Monday April 25, 2011 08:49:10 PM, Kaleem Kwaja

Why is the politics of the Muslim community in India being dominated by clerics, most of whom are not even Islamic scholars?


Whenever I look up the news reports on the issues and problems of the Muslim community in India, I find that often the Muslim leaders addressing these matters are clerics. The question arises, why is the politics of the Muslim community in India being dominated by clerics, most of whom are not even Islamic scholars? Why is the proportion of the community’s leaders from the Muslim intelligentsia so small?

The Clerics
Obviously when the topics are religious issues of the Muslim community, for instance interpretation of Sharia laws or Hadeeth or Fatwas or Personal laws or matters dealing with madrasas, the leadership belongs in the hands of the clerics and religious organizations. But when issues are of a non-religious nature, for instance Muslim educational institutions, or reservation for Muslims in educational institutions and jobs, or the need to address the community’s socioeconomic and educational uplift, or the political situation of the community, or the civil liberties, or the situation of Muslim women, the primary leadership role belongs to the Muslim intelligentsia and Muslim political leaders.

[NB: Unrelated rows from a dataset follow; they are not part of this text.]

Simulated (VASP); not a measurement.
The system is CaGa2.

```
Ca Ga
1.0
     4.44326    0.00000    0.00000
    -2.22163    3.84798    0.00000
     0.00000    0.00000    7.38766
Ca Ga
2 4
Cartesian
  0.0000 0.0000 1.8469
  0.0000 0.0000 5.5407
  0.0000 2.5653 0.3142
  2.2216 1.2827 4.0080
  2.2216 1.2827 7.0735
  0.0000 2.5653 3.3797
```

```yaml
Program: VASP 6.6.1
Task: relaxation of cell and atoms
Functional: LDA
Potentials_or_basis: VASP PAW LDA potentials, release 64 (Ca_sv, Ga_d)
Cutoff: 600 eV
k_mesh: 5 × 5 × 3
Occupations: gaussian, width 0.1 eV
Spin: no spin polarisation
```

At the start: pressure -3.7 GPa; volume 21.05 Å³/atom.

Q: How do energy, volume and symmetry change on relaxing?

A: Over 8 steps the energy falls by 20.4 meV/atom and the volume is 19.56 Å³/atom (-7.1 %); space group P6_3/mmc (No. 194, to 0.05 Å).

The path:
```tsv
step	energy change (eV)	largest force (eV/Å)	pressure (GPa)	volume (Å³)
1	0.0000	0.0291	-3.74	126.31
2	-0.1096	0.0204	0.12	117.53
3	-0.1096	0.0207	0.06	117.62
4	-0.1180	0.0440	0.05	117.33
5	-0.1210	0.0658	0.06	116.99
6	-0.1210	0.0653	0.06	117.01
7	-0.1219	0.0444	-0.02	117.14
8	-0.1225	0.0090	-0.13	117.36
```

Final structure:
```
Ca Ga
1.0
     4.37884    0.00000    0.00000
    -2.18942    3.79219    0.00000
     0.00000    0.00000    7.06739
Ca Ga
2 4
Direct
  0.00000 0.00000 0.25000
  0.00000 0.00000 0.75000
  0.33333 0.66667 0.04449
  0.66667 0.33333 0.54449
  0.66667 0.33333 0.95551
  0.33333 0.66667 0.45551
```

Firstly, most clerics’ background in subjects like economics, law, sociology and technology is not up to date for today’s issues. Secondly, because of their background, most of the clerics (but not all) often look at even non-religious issues from a semi-religious perspective. Thirdly, most of them are not very proficient in English language usage and oral communications with modern electronic media journalists.

Altogether it reinforces in the minds of the mainstream media and the nation at large a stereotypical image of the entire Muslim community and its mindset as overtly religious. Often the entire politics of the Muslim community is painted as a mirror image of the BJP style religion-oriented politics. That causes many secular Hindus to become indifferent to the deserving issues of the Muslims, e.g. implementation of the Sachar Committee recommendations.

The fact that a majority of non-religious issues of the Muslim community are being addressed by clerics is skewing the perception about the community, and is creating a stereotypical picture of the Muslims in the minds of mainstream Indians, the Indian media and the majority Hindu community. The mainstream’s perception is that the Muslim community is often obsessed with religion and looks at most issues from a religious angle, which is contrary to the facts.

Indeed in the last couple of decades a genre of ‘political maulvis’ have evolved who have had hardly any formal Islamic education or record of service to the community, yet they take lead in bargaining for the community with the political parties at election time. After the elections they also recommend to the parties in power the names of Muslims to be given appointments to government commissions and committees.

Compare that to the Hindu community and you find a stark contrast. The number of mahants, sadhus, and Hindu clerics in the leadership of the Hindu community is rather small. Hindu clerics come in the picture when issues are related to Hindu temples, seminaries, places of pilgrimage or religious trusts. Otherwise most Hindu community leaders are from the intelligentsia and political background. This is true of even the BJP which is a Hindu fundamentalist party.

The Intelligentsia
In contrast the Muslim intelligentsia in the country often remains invisible on the core socio-economic-educational-political issues of the community. With their broader and more pluralistic background the intelligentsia has a distinctly different perspective on issues, which should be the dominant perspective on mainstream issues, if the Muslim community wants to claim its due place in today’s resurgent and modernizing India. However often when the media wants an opinion on the issues of the Muslim community, it turns to the clerics. The result is a stereotypical image of the community. Whereas on the whole despite large number of Muslims being depressed in education and economic status, the community is reasonably vibrant, has a broad perspective, and is trying to move ahead in the nation’s mainstream.

I recall that after the demolition of the Babri mosque the Muslim intelligentsia held a well attended conference in New Delhi in 1993 where they pledged to take more active role in the political and socioeconomic affairs of the community. But after a few meetings they stepped back and left a vacuum in the leadership arena at a critical time for the community. The over all foot-dragging of the Muslim intelligentsia in getting involved in the affairs of the community at the grassroots level is alienating them from large segments of Muslim masses.

Most Muslim intelligentsia comprises of practicing Muslims who have a healthy respect for Islamic scholars and learned clerics. Yet there is a communication gap between these two sections of the community that must be bridged. The need of the hour is not a leadership contest between the intelligentsia and the clerics, but cooperation and utilizing the strengths of both sections. The intelligentsia can guide the clerics on how to present Islamic elements in more acceptable modern jargon. The clergy can assist the intelligentsia with their grassroots contacts at the street level.

If we look at the leadership in various Muslim countries we find that most leaders are from the intelligentsia or political background. Clerics assume leadership role only when issues are of a religious nature. So why should the situation in India be different?